Who Can Attend the Marriage Green Card Interview?
Some circumstances in which the interview attendees might include more than just the applicant and their spouse. These are all questions you should ask yourself when starting to prepare for the marriage green card interview.
Applicants who are not fluent in English may opt to bring an interpreter for the interview to ensure they answer the questions as thoroughly as possible. Interpreters should be officially registered and ready to present their valid government-issued ID, undertake an interpreter’s oath, and sign a privacy release statement. They must be prepared to carefully and truthfully translate the applicant’s words without interjecting their opinions or commentary.
The USCIS can disqualify an interpreter if they believe they might compromise the authenticity of the interview or if they are deemed unqualified. Applicants should opt for a professional, unbiased interpreter with a good track record and understanding of the process.

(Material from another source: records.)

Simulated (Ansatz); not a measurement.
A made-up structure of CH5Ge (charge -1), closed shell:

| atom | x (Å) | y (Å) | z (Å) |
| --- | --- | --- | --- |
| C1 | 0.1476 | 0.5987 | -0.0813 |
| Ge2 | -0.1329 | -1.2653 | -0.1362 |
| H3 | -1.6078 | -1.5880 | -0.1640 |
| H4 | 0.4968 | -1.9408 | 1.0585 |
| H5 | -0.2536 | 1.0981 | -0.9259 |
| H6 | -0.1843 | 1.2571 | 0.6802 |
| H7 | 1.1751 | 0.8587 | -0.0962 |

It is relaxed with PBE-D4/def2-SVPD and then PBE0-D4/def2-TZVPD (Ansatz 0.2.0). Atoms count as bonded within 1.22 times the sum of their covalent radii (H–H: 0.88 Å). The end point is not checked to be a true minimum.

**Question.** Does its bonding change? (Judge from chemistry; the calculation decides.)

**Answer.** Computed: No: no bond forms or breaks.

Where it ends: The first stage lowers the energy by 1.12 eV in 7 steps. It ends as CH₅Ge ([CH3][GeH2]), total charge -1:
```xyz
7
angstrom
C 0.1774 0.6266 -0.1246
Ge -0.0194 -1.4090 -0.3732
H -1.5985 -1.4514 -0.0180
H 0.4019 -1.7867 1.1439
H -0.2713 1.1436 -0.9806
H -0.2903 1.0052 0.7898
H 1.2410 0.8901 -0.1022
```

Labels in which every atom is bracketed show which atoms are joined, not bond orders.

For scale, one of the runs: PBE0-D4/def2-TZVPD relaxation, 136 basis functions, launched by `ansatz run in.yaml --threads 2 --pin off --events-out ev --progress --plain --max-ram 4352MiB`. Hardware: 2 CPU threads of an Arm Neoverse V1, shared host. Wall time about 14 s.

Some applicants might choose to bring a lawyer to the interview, especially those with minor criminal or immigration infractions on their permanent record. A lawyer can assist in explaining those events to the interviewing officer.
Friends and family:
Usually, friends and family are not permitted to attend the interview, apart from the applicant’s spouse. Extenuating circumstances might allow for a family member to attend, but this must be disclosed on the interview form in advance.
The Marriage Green Card Interview Process
Marriage green card interviews through Adjustment of Status are conducted by a USCIS officer inside the U.S. These specially trained officers looking to detect any signs that the marriage is fraudulent. USCIS interviewers will ask personal questions about the applicant’s relationship with their spouse to understand all the details, the circumstances surrounding the applicant’s arrival to the U.S., any issues on their criminal record, and their immigration history. Applicants must be honest and straightforward.
The interview will cover topics related to the history of the marriage, the couple’s daily life together, their future goals, their hobbies, and any shared aspects of their lives. The interviewer will ask about basic information concerning both spouses’ employment, the status of their finances, and what kind of property they own. Interviewers will also consider all the proof of marriage documentation, including children's birth certificates, joint property ownership documents, joint bank statements or tax returns, photos from significant events in their marriage, and more.
Some sample questions might include anything from ‘what color are your sheets’ to ‘where did you last go on vacation’? If the applicant or their spouse does not know an answer, it’s best to admit they don’t remember rather than be dishonest. Honesty is the most important thing when it comes to answering interview questions. Couples can prepare by reviewing aspects of their relationship together.
What is a Marriage Fraud or Stokes Interview?
In some cases, the USCIS officer may separate the two spouses, interview them with the same questions, and compare the answers afterward. This is known as a ‘Stokes’ interview and is usually done when the interviewer suspects the marriage may be fraudulent. These interviews are usually conducted by a member of the USCIS Fraud Detection and National Security (FDNS) unit. A Stokes interview could be conducted as the initial interview or as a follow-up procedure.
There are three potential reasons a Stokes interview might be conducted:
- The USCIS has noted some aspects of the couple's answers or behavior that could indicate a fraudulent marriage. These “red flags” might include a short marriage, the spouses coming from very different cultural backgrounds, a significant age difference, or having different addresses publicly listed.
- The USCIS has conducted an investigation through the FDNS and uncovered evidence that the marriage is a sham.
- The USCIS officer determined during the interview that they want to explore some answers in more depth by separating the couple.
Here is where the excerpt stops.